The Adi tribe is organized into a number of clans. Clan is determinant of the social relationship and kinship.

Family is the lowest unit of social organization and nuclear in character. After marriage, elders siblings separate and establish new local residence while the youngest stay back and look after the old parents.

Monogamy is the common form of marriage, though polygamy is socially restricted. A marriage arranged by parents and elders is considered ideal and decent though selecting a partner by initiating a love affair is also popular and common.
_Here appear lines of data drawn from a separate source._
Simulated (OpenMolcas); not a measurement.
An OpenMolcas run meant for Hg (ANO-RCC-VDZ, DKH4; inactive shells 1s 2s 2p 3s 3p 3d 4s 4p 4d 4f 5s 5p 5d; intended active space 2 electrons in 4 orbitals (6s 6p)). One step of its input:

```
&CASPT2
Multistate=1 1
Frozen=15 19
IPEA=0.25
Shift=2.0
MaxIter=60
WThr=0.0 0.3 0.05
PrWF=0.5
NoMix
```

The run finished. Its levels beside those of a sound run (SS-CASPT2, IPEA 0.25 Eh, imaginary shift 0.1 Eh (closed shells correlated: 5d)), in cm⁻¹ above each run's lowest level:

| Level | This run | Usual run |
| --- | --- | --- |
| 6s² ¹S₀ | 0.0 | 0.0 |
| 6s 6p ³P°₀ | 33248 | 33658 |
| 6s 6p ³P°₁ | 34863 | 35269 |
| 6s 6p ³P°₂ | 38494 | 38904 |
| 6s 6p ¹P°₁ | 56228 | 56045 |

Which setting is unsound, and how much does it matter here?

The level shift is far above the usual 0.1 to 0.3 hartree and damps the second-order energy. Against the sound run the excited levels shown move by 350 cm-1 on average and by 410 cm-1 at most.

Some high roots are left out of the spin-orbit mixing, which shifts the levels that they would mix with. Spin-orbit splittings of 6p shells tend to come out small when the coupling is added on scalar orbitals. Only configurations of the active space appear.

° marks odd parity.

A marriage union is recognized with payments of bride price and the items (Kepel) include meat either dried or raw, fish, rats, squirrels and rice beer.

  Social Organization 

Every village has a village council called Kebang, which looks after the administration of the village. It is represented by appointed headmen (Goan Burah or Gam) and village elders. The council decides disputes and also directs developmental and welfare activities concerning the village. In-fact, the council is traditional political organization on which the internal administration of the village is based and which maintains peace and order in the society. 

   

Religion 

Sedi-Melo is regarded as the creator but is neither worshipped nor followed as source of attain spiritual purity and eternity. Rather, they believe in and worship DONYI-POLO, the Sun-Moon duality. To them, Donyi-Polo is not the physical Sun and Moon but an unseen supreme power, which is omni-present, omniscient and omnipotent. 

On the other hand, the people also believe in the existence of numbers of spirits, which are both malevolent and benevolent. 

Disposal of Dead 

Dead bodies are buried. Body is washed and dressed with new clothes and at-least kept for a night. Mourners (Penge) are sometime engaged. 

Dead bodies from accidental or un-natural deaths are disposed off as early as possible in separate graveyard.